Count the number of unique paths from top-left to bottom-right in an m x n grid, moving only right or down. Vercel asks this as the simplest 2D DP — same shape as counting valid deploy paths from source commit to target environment.

By Alex Chen, Founder, InterviewChamp.AI · Last verified

Source citations

Public interview reports confirming this problem appears in Vercel loops.

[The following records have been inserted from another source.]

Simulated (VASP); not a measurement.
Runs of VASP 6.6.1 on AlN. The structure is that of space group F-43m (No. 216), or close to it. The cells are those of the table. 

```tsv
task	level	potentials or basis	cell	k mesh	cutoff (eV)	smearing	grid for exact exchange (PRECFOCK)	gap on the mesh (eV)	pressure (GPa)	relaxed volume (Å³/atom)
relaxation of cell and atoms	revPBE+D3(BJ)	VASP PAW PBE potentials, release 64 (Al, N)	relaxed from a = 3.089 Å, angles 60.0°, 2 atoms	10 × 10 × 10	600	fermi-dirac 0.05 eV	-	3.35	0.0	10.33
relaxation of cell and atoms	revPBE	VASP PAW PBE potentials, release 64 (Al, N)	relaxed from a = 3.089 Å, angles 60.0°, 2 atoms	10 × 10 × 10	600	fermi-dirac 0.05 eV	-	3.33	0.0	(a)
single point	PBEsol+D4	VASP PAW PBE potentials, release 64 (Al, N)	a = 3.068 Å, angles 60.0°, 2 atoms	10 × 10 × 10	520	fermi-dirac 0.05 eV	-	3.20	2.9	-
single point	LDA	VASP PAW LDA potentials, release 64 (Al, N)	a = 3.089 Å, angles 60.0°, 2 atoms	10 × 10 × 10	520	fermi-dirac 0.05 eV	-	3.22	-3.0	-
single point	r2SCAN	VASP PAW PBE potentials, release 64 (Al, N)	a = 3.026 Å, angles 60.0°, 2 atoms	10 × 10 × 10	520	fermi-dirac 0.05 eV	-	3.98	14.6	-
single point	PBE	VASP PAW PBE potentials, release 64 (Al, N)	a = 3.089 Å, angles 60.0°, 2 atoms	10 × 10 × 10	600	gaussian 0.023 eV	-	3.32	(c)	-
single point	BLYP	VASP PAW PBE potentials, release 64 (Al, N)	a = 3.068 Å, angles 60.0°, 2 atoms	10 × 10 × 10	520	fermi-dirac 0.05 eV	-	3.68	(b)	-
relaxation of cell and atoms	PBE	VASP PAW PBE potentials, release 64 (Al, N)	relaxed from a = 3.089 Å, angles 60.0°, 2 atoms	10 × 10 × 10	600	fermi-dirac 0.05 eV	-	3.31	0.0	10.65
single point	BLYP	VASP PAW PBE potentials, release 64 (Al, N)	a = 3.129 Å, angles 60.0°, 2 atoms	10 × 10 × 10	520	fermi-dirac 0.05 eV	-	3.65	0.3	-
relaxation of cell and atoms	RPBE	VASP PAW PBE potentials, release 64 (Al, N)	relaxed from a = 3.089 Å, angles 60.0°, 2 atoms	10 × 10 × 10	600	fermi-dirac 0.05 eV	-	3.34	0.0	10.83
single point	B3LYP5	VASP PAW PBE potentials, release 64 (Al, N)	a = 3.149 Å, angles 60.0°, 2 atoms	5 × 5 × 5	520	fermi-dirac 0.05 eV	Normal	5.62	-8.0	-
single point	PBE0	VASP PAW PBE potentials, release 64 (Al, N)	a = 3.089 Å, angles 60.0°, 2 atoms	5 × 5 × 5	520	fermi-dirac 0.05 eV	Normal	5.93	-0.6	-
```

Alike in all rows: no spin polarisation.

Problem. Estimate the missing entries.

  • Glassdoor (2025-Q4)Vercel screen DP warm-up.
  • LeetCode Discuss (2026-Q1)Listed in Vercel interview pool.

Problem

There is a robot on an m x n grid. The robot is initially located at the top-left corner (i.e., grid[0][0]). The robot tries to move to the bottom-right corner. The robot can only move either down or right at any point in time. Given the two integers m and n, return the number of possible unique paths.

Constraints

  • 1 <= m, n <= 100

Examples

Example 1

Input
m = 3, n = 7
Output
28

Example 2

Input
m = 3, n = 2
Output
3

Approaches

1. Combinatorial formula

Total moves = (m-1) + (n-1); choose which (m-1) are down. Answer = C(m+n-2, m-1).

Time
O(min(m,n))
Space
O(1)
function uniquePaths(m, n) {
  let result = 1;
  const k = Math.min(m - 1, n - 1);
  for (let i = 1; i <= k; i++) {
    result = result * (m + n - 1 - i) / i;
  }
  return Math.round(result);
}

Tradeoff: Fastest if you know combinatorics. Vercel accepts it but the DP version is what they grade.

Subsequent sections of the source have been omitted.